NeuroDataDesign / manifold_random_forests

1 stars 0 forks source link

Sklearnization of splitter #4

Closed parthgvora closed 3 years ago

parthgvora commented 3 years ago

Thanks for contributing. If this is your first time, make sure to read contributing.md

PR Description

This is to PR in a sklearn style splitter. The main goal is to refactor the code in _split.pyx to be:

I will try to achieve the following:

  1. Put the entire splitter into cython; sample_proj_mat will be written in cython and the whole thing will just be a cython object. 2. No parts of it should be in Python a. I might have to keep the GIL just for random number generation, but this should be easily replaceable when merging with sklearn since we can use their utils
  2. Remove my impurity functions & replace with sklearn's criterion function
  3. Make my splitter return a SplitRecord struct like sklearn's splitter
  4. Make my splitter inherit from sklearn's splitter if possible.
  5. Document what else needs to be done to the builder & tree to make it fit sklearn's code structure

Merge checklist

Maintainer, please confirm the following before merging:

adam2392 commented 3 years ago

Would it helpful for us to just literally copy/paste the _utils.pxd/pyx files? I imagine they would be useful for the morf parts too.
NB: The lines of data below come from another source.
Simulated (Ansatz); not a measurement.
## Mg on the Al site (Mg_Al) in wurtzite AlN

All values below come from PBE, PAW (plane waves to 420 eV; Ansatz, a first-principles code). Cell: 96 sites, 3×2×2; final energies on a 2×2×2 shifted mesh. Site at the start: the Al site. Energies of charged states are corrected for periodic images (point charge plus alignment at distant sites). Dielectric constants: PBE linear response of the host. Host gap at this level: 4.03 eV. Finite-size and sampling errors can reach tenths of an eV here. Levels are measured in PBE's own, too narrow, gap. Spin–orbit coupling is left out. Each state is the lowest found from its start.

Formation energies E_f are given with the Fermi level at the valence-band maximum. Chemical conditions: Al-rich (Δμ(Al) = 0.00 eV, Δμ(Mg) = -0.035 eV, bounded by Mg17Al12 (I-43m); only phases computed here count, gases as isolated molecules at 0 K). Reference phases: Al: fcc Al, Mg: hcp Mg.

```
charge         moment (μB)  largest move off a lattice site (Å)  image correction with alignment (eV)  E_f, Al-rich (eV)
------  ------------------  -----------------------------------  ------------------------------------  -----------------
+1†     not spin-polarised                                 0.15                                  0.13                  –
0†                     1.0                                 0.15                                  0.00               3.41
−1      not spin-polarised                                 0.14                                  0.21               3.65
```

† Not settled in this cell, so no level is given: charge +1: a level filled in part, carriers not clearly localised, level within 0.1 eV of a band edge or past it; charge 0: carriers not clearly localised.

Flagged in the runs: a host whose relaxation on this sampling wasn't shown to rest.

parthgvora commented 3 years ago

Would it helpful for us to just literally copy/paste the _utils.pxd/pyx files? I imagine they would be useful for the morf parts too.

It could be useful, but utils.pyx has dependency on sklearn's utils:

from ..utils._random cimport our_rand_r

Im not sure if this would cause a mess of dependencies if we just try to use their function or not. What do you think?

adam2392 commented 3 years ago

Im not sure if this would cause a mess of dependencies if we just try to use their function or not. What do you think?

I just looked at sklearn and it looks like the utils that you need is pretty short. I ported it over, so that way we can use their tested util funcs + get to nogil faster.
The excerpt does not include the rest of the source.